Last night I asked my karate instructor, an attorney for 35 years, if he had ever used the quadratic formula in his professional career. His answer surprised me a bit. He said, “No, but I also took many years of French, and I never had to use that either.”

I know that the quadratic formula applies to more than simple quadratics, because quadratics are found in the most surprising of places (logarithms, differential equations, linear algebra, etc…). But why are we learning it if students are never going to use it? You can have a great career that pays great money, but never have to use the quadratic formula, or really any math beyond algebra 1. So why learn it, or any type of higher level math if you’re never going to use it?

I think there are three answers to this question. The first answer is that math is part of the school curriculum. That may not seem like a good answer, but I think it’s an excellent answer. Why is it part of the curriculum? A lot of people have this notion that school should be trade school; strictly for obtaining employment. However, school in the United States (up through college) is not trade school. It is set up to give a liberal education to everyone. That liberal education includes mathematics, science, English/language arts, social studies, and more. Students are learning this for 2 reasons. First of all, nobody knows for certain that they will never use math, so we might as well give them all they can get. Secondly, in a more broad sense, we want the next generation of Americans to be thoughtful and intelligent. We want them to know how to write a letter, how congress works, what The Battle of the Bulge was, how cell division works, and the quadratic formula. Knowledge doesn’t have to be the means towards the end, it can be an end all by itself. There is value in having knowledge, and value in being educated. Education enhances our personal lives by attaining values higher than our basic needs, and it advances our civic lives by being positive contributors to our communities.

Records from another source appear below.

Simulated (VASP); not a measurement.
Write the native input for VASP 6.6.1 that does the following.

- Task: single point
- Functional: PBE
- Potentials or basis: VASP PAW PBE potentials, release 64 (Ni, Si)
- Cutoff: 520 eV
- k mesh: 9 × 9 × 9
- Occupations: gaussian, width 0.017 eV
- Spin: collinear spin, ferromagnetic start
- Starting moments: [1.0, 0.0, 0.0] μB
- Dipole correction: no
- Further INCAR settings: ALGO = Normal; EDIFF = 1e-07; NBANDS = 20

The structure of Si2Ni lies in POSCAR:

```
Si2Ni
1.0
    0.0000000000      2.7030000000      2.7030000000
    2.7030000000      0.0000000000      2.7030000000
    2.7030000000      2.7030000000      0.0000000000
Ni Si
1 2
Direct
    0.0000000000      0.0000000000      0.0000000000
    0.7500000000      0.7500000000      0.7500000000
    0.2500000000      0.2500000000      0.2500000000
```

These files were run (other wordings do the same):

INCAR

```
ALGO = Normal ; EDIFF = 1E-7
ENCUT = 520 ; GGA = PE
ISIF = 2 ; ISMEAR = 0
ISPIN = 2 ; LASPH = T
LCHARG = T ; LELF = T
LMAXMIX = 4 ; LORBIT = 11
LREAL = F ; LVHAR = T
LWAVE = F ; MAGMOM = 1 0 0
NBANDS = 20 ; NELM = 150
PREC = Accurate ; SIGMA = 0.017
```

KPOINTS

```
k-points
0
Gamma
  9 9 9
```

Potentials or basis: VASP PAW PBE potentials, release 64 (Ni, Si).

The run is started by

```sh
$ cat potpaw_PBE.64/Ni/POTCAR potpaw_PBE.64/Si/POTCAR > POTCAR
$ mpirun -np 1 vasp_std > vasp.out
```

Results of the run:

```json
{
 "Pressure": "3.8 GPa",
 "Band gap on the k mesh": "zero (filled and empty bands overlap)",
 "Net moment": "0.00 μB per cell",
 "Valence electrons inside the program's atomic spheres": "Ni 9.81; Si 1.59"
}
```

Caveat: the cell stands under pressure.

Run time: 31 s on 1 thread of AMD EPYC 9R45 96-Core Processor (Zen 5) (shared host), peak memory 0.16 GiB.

We want Americans to be educated because when election time rolls around everyone should know how they’re being affected, or when something is happening in the political scene that you don’t like you can write a letter to your congressman. This answer can apply to most of the school curriculum, but not so much math, or writing haiku, or learning French.

We learn how to write Haiku because we can appreciate its beauty. You can also learn math out of appreciation. Math can be appreciated because of its massive collection of applications, or because of its purity. I’m mostly a pure math person, but I appreciate that all math has application somehow, even if we don’t know yet. What I like about applied math is that I better understand the world around me. I get satisfaction out of knowing that a Google search is a massive exercise in linear algebra, and that throwing a ball has within it the quadratic formula and calculus. Even though I frequently forget how to apply my mathematical knowledge to these applied subjects, I feel good knowing that I have some understanding of how they work. When it comes to pure math I get satisfaction by working hard on a subject and being able to solve the problem. I may not know what I’m try to solve for, but I’ve solved the problem! This leads into the third and final answer, we learn math because it makes us better thinkers.

At my last school I was the only high-school math teacher. I was told by many of my students, colleagues, and superiors that I was so smart and analytic. I sincerely do not believe that I am “smarter” than any of those people who said so. I believe, and I tell my students this, that I am not smarter than any of them, I’ve just been trained in a certain subject matter. Just as the black-belt in karate is good because he practiced his karate, I’m good at math because I’ve practiced math. Learning this math teaches you to think in a certain way even outside of math class. The black-belt walks out of his dojo not realizing that *all *of his movements are different, not just his karate moves. Similarly when we walk out of math class we are unknowingly thinking differently about the world. This helps us think “smarter” about things. It hasn’t made us smarter, but we’re thinking in a more efficient way.

There is a fourth reason too, but it is an extension to the first answer. More on that in my next blog post.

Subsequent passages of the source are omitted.